Farmer's Branch — It has been some time since Elton John and Tim Rice’s Aida, adapted from Verdi’s 1871 opera, has toured or been on Broadway. The show, which premiered in 2000, has unfortunately remained in the shadow of its authors’ other big Disney musical, The Lion King. So I am glad to see this show have a passionately energetic and delightfully entertaining production at the Firehouse Theatre in Farmers Branch. The musical breathes new life into the classic tale of the captured slave Aida and her doomed love affair with Radames, a captain of the Egyptian army who is in line to be Pharaoh.
While the story’s army battles and pyramids may cry out for the grandeur and pageantry of a massive production in an opera house, Wendy Renée Searchy’s imaginative set design aptly meets the challenge of re-creating this world in a small theatrical venue. An implied pyramid inscribed with Hieroglyphic panels that spin, move and fold down anchors the main stage. Two screens with projections take us from scene to scene and a clever sliding floor reveals sand makes a nice way of expressing outdoors. There were moments I wished for more space to let the actors have more room to spread out. Projections and well-executed lighting design by Cassonra Plybon-Harbin move you from place to place, scene to scene. The lighting design worked best in the smaller scenes where a few lights set the performers free to tell this story.

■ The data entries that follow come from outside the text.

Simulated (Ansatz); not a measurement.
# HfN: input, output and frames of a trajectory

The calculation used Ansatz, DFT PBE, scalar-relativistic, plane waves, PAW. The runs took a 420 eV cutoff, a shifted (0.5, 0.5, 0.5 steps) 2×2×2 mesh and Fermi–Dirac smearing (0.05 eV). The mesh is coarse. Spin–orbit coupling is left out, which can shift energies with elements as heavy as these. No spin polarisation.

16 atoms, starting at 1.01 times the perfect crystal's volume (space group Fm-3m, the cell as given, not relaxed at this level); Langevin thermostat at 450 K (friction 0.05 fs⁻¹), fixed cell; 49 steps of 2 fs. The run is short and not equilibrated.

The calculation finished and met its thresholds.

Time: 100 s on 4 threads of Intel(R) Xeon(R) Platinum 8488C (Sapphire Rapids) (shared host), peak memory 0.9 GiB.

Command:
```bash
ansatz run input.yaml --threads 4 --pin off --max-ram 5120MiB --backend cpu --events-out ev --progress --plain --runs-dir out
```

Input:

Aida also calls for grand and beautiful costumes and designer Victor Newman Brockwell supplies them quite admirably. The gowns run from elegant and noble to flashy and campy in moments of much-needed comedy. Amneris, the princess and daughter of Pharaoh, provided much of the comic relief of the show. She is played by Danielle Estes with ample voice and delightful wit and her gowns are stunners. Her number “My Strongest Suit” is charming and funny while the anachronistic nods to ballroom culture spice up the song well. Ultimately she wants the love of Radames but that is not to be. Neglect turns to tragedy and Estes’ Amneris shines as brightly as her gowns when it counts.
Amneris is betrothed for nine years to the always-off-in-battle Radames, played here by Rare Orion, who sings and performs the role with a believable passion that makes his chemistry with Aida work. The role was originally played by Adam Pascal who was famous for his Roger Davis in Rent. To his credit, Rare Orion doesn’t try to sound like Pascal and he really comes into his own voice well in the second act. The duet “Written in the Stars,” one of the hit songs from the show and a tune you might recognize from the radio, has Aida and Radames questioning their fate and stating their love. Aida is sung with such clarity, passion and beauty by Imani Ani that there are moments when she towers over the other performers. Her lovely rendering of “Easy as Life” is worth the price of admission by itself. She is alone on stage knowing that she has chosen to betray her lover Radames in order to free her father, the King of Nubia, and liberate her people. As Aida, Amani Ani delivers a performance that equals the weight of the role.
Every operatic spectacle needs a good villain and Zoser is devilishly played by Craig Boleman. His wicked grin, classic song and dance man skills, and effusive energy nearly have you cheering for a man who is poisoning the hapless Pharaoh. Thankfully the evil Zoser gets found out yet this justice ironically helps seal the fate of the doomed lovers Radames and Aida.
Spinning all of these elements together is director and Firehouse Theatre artistic director Derek Whitener. He has balanced the comic, campy and hammy moments of comedy with the epic tragedy this story weaves. Sprightly, energetic choreography by Quintin Jones moves the performers through their paces and the dance numbers with Nubians, soldiers and the ladies of Amneris chamber are standouts. I would have loved a larger stage to accommodate larger dance numbers. Yet even cramped together the performers moved with the grace and power of their roles.
The band carried the synthesizer-laden score well and sounded larger than their numbers suggest. Musical direction by Brina Palencia had the cast feeling confident and singing well. The songs “Elaborate Lives,” “Like Father Like Son” and “Every Story is a Love Story” were sung beautifully and got abundant applause from the raucous crowd.
I saw the show on opening night and it was executed well with some minor technical flaws that should be worked out by now. For a big show that is squeezed into the tiny space of the Firehouse Theatre, it mostly works. Aida tells another story of love at first sight. Hear Imani Ani sing in it and you will understand why I fell for her performance, and why this story has been retold so many times through the ages.